Kubeflow traffic prediction model
This tutorial series walks you through the process of building a traffic prediction model using load balancer log data on Kubeflow in KakaoCloud.
You will preprocess time-series data, develop a machine learning model, tune hyperparameters, deploy the model as an API, and automate the entire pipeline using MLOps—all in a hands-on format.
This content is designed for practitioners and engineers interested in designing traffic prediction models, building MLOps with Kubeflow, and serving & automating Scikit-learn models in production.
Before you start
1. Set up Kubeflow environment
To follow this tutorial, you must have access to a pre-configured Kubeflow environment.
Refer to the Deploy Jupyter Notebooks on Kubeflow guide and make sure your environment has a CPU-based node pool configured.
This tutorial does not use GPU. A CPU-only node pool is sufficient.
2. Configure storage class (NFS)
To create PVCs, your Kubernetes cluster must have a StorageClass capable of dynamic volume provisioning.
If not yet configured, follow the NFS Client Provisioner setup guide to create an NFS Client Provisioner
.
3. Create PVC volumes
You’ll need to create the following 3 PVCs to store data, models, and artifacts used in the tutorial:
Name | Mount path | Recommended size | Access mode |
---|---|---|---|
dataset-pvc | /home/jovyan/dataset | 2Gi | ReadOnlyMany |
model-pvc | /home/jovyan/models | 2Gi | ReadOnlyMany |
artifact-pvc | /home/jovyan/artifacts | 2Gi | ReadOnlyMany |
Each PVC can be defined using a YAML file. Update {YOUR_KUBEFLOW_NAMESPACE}
and {YOUR_STORAGE_CLASS}
according to your environment:
apiVersion: v1
kind: PersistentVolumeClaim
metadata:
name: model-pvc
namespace: {YOUR_KUBEFLOW_NAMESPACE}
spec:
accessModes:
- ReadOnlyMany
resources:
requests:
storage: 2Gi
storageClassName: {YOUR_STORAGE_CLASS}
You can create model-pvc.yaml and artifact-pvc.yaml by duplicating this file and updating only the name field.

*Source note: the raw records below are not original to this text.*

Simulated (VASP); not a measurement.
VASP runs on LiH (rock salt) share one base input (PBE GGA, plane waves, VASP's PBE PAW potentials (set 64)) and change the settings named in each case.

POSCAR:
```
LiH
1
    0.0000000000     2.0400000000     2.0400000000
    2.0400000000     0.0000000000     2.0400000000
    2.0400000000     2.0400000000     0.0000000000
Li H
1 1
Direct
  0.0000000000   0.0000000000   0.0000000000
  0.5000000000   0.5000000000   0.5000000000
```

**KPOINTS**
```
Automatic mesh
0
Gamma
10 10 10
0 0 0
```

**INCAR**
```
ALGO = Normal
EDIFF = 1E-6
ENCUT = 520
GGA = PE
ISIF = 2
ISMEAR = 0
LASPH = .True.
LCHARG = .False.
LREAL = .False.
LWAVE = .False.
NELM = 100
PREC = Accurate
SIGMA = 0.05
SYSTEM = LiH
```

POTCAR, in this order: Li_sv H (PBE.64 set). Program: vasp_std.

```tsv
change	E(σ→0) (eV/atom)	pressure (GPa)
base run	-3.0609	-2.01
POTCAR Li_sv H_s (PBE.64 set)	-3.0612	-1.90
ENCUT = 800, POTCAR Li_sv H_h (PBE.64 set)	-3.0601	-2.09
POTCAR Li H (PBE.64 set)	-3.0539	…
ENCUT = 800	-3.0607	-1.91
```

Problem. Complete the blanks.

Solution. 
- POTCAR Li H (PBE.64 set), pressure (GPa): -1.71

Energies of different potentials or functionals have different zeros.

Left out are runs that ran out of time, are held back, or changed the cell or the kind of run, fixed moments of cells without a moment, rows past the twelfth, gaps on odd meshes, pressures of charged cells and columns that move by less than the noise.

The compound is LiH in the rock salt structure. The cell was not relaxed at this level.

kubectl apply -f dataset-pvc.yaml
kubectl apply -f model-pvc.yaml
kubectl apply -f artifact-pvc.yaml
- Be sure to create resources in the active Kubeflow namespace.
- When applying via
kubectl
, include the-n
flag to specify the namespace.
4. Sample data
This tutorial uses synthetic log data, and each step will provide a downloadable sample.
Tutorial structure
This traffic prediction model tutorial series is organized into the following steps:
- Explore data and develop model: Preprocess log data, engineer features to capture repeating time patterns, and build ML models.
- Tune model hyperparameters: Use Kubeflow Katib to optimize model hyperparameters and improve performance.
- Create model serving API: Deploy the trained model as a KServe-based InferenceService and make predictions via API.
- Automate pipeline workflow: Build an automated workflow covering data processing, training, and serving.